A glossary of Jewish music terms

Jewish music, like all fields, has its jargon, and perhaps the start of a new year is a good time to go over some key terms. Also, I will miss the Song Leader Boot Camp this year, held on Jan. 19-20 at Temple Jeremiah in Northfield, but perhaps attendees will find this helpful:

Ba'al toke'ah: Hebrew for "master of the sound." A shofar blower.

Badchan: At a Jewish wedding, the jester/emcee who "gets the party started."

Bentch: Yiddish, "bless." Especially, to say Birkat HaMazon/Grace After Meals.
Bentch licht: light Shabbat candles.

Bulgar: A klezmer melody influenced by Bulgarian music.

Camp song: A simple, short song, taught and sung at summer camp, with a guitar.

Cantillation: The sing-song melody used when reading the Torah or other scriptures.
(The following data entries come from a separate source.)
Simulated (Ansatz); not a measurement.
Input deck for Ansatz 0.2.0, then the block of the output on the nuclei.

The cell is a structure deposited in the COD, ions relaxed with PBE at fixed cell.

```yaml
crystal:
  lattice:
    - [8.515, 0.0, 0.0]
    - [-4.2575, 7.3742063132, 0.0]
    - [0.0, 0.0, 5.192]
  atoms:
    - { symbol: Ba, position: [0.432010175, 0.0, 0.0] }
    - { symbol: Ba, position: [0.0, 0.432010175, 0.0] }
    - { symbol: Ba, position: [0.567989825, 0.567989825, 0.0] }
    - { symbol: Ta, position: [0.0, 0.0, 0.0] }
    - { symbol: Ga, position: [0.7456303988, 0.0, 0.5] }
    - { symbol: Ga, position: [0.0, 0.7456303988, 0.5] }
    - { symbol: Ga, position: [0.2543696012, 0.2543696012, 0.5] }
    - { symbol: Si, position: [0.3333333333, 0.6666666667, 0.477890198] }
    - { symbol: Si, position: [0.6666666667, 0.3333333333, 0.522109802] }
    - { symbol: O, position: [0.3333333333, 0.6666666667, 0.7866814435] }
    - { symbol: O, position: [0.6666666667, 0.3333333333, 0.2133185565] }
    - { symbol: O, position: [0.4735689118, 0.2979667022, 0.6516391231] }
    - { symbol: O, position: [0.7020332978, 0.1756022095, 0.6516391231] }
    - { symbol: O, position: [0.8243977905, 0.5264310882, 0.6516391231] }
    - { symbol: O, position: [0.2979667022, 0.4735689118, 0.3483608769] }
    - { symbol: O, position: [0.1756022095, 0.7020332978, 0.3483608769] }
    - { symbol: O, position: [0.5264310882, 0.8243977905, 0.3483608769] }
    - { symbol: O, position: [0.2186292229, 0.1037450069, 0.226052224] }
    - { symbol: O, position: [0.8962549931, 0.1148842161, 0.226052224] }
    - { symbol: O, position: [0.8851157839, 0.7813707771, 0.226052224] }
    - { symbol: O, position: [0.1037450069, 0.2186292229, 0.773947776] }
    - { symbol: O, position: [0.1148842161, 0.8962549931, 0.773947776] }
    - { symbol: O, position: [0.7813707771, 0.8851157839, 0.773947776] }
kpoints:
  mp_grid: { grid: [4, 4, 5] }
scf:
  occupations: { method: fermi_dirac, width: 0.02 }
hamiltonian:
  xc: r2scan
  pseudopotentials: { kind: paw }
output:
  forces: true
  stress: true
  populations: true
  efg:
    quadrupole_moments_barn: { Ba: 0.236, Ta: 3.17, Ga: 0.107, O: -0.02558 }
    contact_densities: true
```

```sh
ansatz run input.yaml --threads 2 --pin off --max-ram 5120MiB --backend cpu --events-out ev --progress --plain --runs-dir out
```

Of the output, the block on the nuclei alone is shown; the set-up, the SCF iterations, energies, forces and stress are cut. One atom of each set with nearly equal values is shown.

Cantor: Leader of the prayer service. Some cantors are ordained.

Chazan/Hazzan: Hebrew for "cantor."

Daven: Yiddish for "pray."

Duchan: To bless the entire congregation. Only Kohanim are permitted to do so.

Freylach: Yiddish for "festive." Also, a fast klezmer piece.

Geshrai: Yiddish for "shout."

HaTikvah: Hebrew for "The Hope," this is the title of Israel's national anthem.

Kavanah: Intention, intensity. When you mean it, you "have kavanah."

Kley Zemer: Hebrew for "vessel of song." A musical instrument.

Klezmer: From "kley zemer," the music of the Ashkenazic, Yiddish culture. The main instruments are the violin and clarinet.

Kumzitz: Yiddish for "come, sit!" Informal gathering, often including a sing-along.

Kvitsch: Yiddish for "sharp yelp." Can be made by a person or, say, a clarinet.

Ladino: The Hebrew-Spanish blend-language of the Sephardic Jews. It is to Sephardim what Yiddish is to Ashkenazic Jews. 

Leibedik(eh): Yiddish for "heart-like." Full of emotion.

Liturgical: Related to, or based in, prayers.

Machzor: Prayer book for Jewish holidays.
Madrich(a):  (Fe)male camp counselor.

Melamed: non-ordained Jewish-studies teacher, including bar/bat mitzvah tutor.

Melevah Malkah: Hebrew for "escorting the queen," a meal held after Shabbat, to bid farewell to the Shabbat Queen.

Mizrachi: Hebrew for "Eastern." Of Middle-Eastern origin.

Niggun: Wordless, melodic, ecstatic chant sung repeatedly for meditative effect.

Nusach: Version of a prayer service, usually Ashkenazic or Sephardic.

Od ha-pa'am!:  Hebrew for "Further, an instance." In English: "One more time!" The Yiddish version is "Noch a'mol!"

Oneg Shabbat: Hebrew for "Shabbat delight." A party on Shabbat afternoon.

Ot azoy!: Yiddish for "Just like that!" In English, "You got it! Keep going!"

Piyut: Hebrew for "hymn." The composer of one is a "piyetan."

Psalm 150: The final Pslam, notable for listing instruments used in the Holy Temple

Rabbotai!: Yiddish for "Ladies and Gentlemen!" In English, "Hey, listen up!"

Ru'ach: Hebrew for "wind" and also "spirit." Enthusiasm.

Schpiel: A play, long story, or sales pitch. Purimschpiel: satirical Purim play.

Shaliach Tzibur: Hebrew for "messenger of the congregation." Cantor, often a non-ordained one or volunteer. Abbrebiated in Hebrew as "schatz."

Sheket!: Hebrew for "quiet." Used to demand attention before an announcement.

Sher: Yiddish for "shears." A klezmer dance involving scissor-kicks.

Shir: Hebrew for "song." Used to denote a modern song, as opposed to a zemer.

Shiron: Songbook or set of songsheets.

Siddur: From the Hebrew for "order" (same as "Seder"). Jewish prayerbook.

Tehilim: Psalms. King David wrote most of them, for prayers in the Holy Temple.

Trop: Note-sets used for Torah reading that give it its sing-song sound.

Zemer: Hebrew for song. Used to denote a traditional or ancient song.

Zmirot: Songs, especially those sung at the table after Shabbat meals.